Hipa Tolerance As History

This very exciting and almost too short photo exhibition comes from the private collection of His Highness Sheikh Hamdan bin Mohammend bin Rashid Al Maktoum, Crown Prince of Dubai. The exhibition showcases a series of rare photographs from the 1960s & 1970s. 

Uae Now

A new segment curated by Abu Dhabi-based Munira Al Sayegh, UAE Now is a new segment that explores UAE’s emerging independent local artist-run platforms and putting the spotlight on youth and independent home-grown subcultures. The segment features five platforms showcasing their respective initiatives, with a daily programme of talks, workshops and performance open to all Art Dubai visitors. 

The five platforms that are invited to participate in the 13th edition of Art Dubai are, Bait 15, an artist-run studio and exhibition space in Abu Dhabi and the only platform to have its own physical space; Banat Collective, a creative online community to discuss womanhood in the Middle East and North Africa; Daftar Asfar, a ‘travelling sketchbook’ which invites artists to create a collection of artworks within its pages; Jaffat el Aqlam, a platform for the written and spoken word; and PAC (Public Art Collective), a research-based organisation dedicated to the question of the role of the artist in the public realm in the UAE.

Highlights of the Programme: 

March 20, 6.30pm: ‘Me(dusa)’, performance/poetry with Sarah Al Agroobi

March 21: Talk on the role of language in the arts with @Bymajhool 

March 22, 1 pm: 8 Fold Zine Workshop with Jaffat El Aqlam 

March 23: Talk on Vulnerability and Shared Voices, led by Banat Collective’s Sara Safwan, with Sarah Al Agroobi (Letters Project), Malda Smadi (In Transit Archives), Tara Aldughaither (Tara Talks, Nota) and Munira Al Sayegh.

Ithra Art Prize

The Art Prize was launched in 2017 by the King Abdulaziz Center for World Culture (Ithra) in Saudi Arabia in partnership with Art Dubai. Its aim is to support and promote emerging Saudi contemporary artists on a global platform.

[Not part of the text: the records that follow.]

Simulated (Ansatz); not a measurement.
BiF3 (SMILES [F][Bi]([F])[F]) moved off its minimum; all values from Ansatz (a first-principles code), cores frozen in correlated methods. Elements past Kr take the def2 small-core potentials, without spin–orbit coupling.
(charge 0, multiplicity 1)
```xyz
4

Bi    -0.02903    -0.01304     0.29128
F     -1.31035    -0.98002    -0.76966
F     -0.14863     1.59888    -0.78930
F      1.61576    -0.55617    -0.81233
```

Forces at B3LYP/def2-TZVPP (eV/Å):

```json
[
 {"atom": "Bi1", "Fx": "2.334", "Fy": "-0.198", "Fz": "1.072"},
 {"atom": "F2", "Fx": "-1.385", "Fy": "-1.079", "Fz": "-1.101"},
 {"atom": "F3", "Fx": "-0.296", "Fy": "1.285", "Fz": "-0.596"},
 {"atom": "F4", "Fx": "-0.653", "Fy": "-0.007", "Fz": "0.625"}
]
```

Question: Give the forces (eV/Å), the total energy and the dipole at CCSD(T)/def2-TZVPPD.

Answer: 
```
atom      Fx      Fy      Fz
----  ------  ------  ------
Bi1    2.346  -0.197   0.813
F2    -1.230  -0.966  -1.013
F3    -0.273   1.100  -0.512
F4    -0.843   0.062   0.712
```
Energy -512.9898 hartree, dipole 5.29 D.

The winner of Ithra Art Prize 2019, Daniah Alsaleh’s large-scale multimedia artwork explores the structure and complexities of language, deconstructing it to its smaller unit of sound, the phoneme, which lends the large-scale multimedia artwork its name, Sawtam. 

Global Art Forum School Is A Factory

A very enticing series of talks under World Art Forum, 'School is a Factory' addresses the urgent challenges and opportunities facing education today, including attempting to answer what education should prioritise, the dilemma of learning within an accelerated machinization, the blessing/curse of learning for life, whether higher education will truly be accessible across all levels in society, and more. These talks will run over 2 days, from March 20-21st. Don't miss "Swamp is a School?' and "School is the commons" between 4.15 and 5.45 pm on Thursday, 21st March. 

Residents

The Residents is Art Dubai’s unique annual residency programme and gallery section which features twelve artists, represented by a selection of Latin America’s leading galleries. The residents come from places that include Brazil, Uruguay, Argentina, Cuba and Colombia and spend upto eight weeks and get to know the life and culture of the Emirates and the local art scene so as to create new artworks for the fair which merge their distinct artistic practice with their surroundings.

The Artists: 

1.  Nicanor Aráoz - Represented by Barro, Buenos Aires

Nicanor Aráoz has come from Argentina and produces objects, installations, drawings and sculptures using as reference images from comics, imagery from the Internet and romantic mythologies from gothic art. His primary attempt is to push the boundaries of materials in search of intermediate emotional states.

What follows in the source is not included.